In Chinese Classic novel Journey to the West, Su Wukong, or the Monkey King, was born from a stone and somehow acquired supernatural powers and immense strength at a young age.
He was never just another submissive monkey, living under the heavenly order until being summoned by the rule of Hell. Instead, he robbed the cornerstone treasure from Dragon King’s palace in the Eastern Seas, wiped all the monkeys’ names from the Hell’s book of Death (i.e. order book for the reapers), and subsequently wreaked havoc in the Jade Emperor’s Palace in Heaven, the highest authority in the celestial order.
After the Monkey King single-handedly defeated all the celestial legions, gods and immortals, and continued to wreak havoc in heaven, the Jade Emperor had to call for help from the almighty lord Buddha.
Lord Buddha eventually imprisoned the Monkey King under a mountain for 500 years.
Gone were the innocent days
Now, you might ask, what does that have to do with Mark Zuckerberg testifying on Capitol Hill, being grilled by almost 100 lawmakers over more than 10 hours?
When the Monkey King was finally released, he was made a disciple of Tang Sanzang, using his supernatural powers to protect the Buddhist monk on his epic pilgrimage – the journey to the west.

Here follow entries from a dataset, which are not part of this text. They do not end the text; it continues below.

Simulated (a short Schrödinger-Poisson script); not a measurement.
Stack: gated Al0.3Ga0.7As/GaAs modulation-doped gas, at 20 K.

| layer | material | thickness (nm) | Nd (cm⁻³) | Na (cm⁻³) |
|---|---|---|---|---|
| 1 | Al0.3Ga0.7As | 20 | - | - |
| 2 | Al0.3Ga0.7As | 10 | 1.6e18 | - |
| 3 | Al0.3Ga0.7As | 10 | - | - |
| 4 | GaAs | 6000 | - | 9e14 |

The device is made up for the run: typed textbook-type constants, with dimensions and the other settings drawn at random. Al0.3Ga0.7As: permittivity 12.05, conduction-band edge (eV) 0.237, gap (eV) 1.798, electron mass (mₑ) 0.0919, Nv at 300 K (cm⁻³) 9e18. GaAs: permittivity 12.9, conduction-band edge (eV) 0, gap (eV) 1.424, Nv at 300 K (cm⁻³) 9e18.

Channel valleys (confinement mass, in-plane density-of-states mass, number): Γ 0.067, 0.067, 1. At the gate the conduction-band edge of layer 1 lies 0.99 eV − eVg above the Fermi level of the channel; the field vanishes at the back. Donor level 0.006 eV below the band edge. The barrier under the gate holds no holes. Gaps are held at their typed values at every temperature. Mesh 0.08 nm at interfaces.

Gone were the innocent days of romantic belief where every order was obsolete, redundant and to be broken; gone were the innocent days where freedom was defying the overlords using the powers acquired; gone were the days where the Monkey King could wear whatever he felt like.
Looking at Facebook up till now: it has already been a darling of investors and advertisers; it has met a (large) number of (small) setbacks, none of which significant enough to cause a serious dent on the stock price growth; its lobbying efforts kept most hostile bills at bay.
Until a month ago, when the true extent of Cambridge Analytica scandal surfaced.
Media (and the public) has been questioning why Zuckerberg was quiet for almost an entire week before making any response. We believe he was not deliberately dodging the scrutiny – but rather, he (and his team at Facebook) probably genuinely believed that this, like other scandals and revelations Facebook faced before, would quickly dissipate, and be forgotten.
He was wrong – just as the Monkey King was wrong to think that Buddha was just another hapless mercenary sent by the Jade Emperor. Both failed to know the extent of what was coming.
Zuckerberg had to respond. He agreed to the hearing before both houses on Capitol Hill, came very well prepared, very well rehearsed, and, as many have noticed, wearing not his usual grey t-shirt, but a jacket with a tie.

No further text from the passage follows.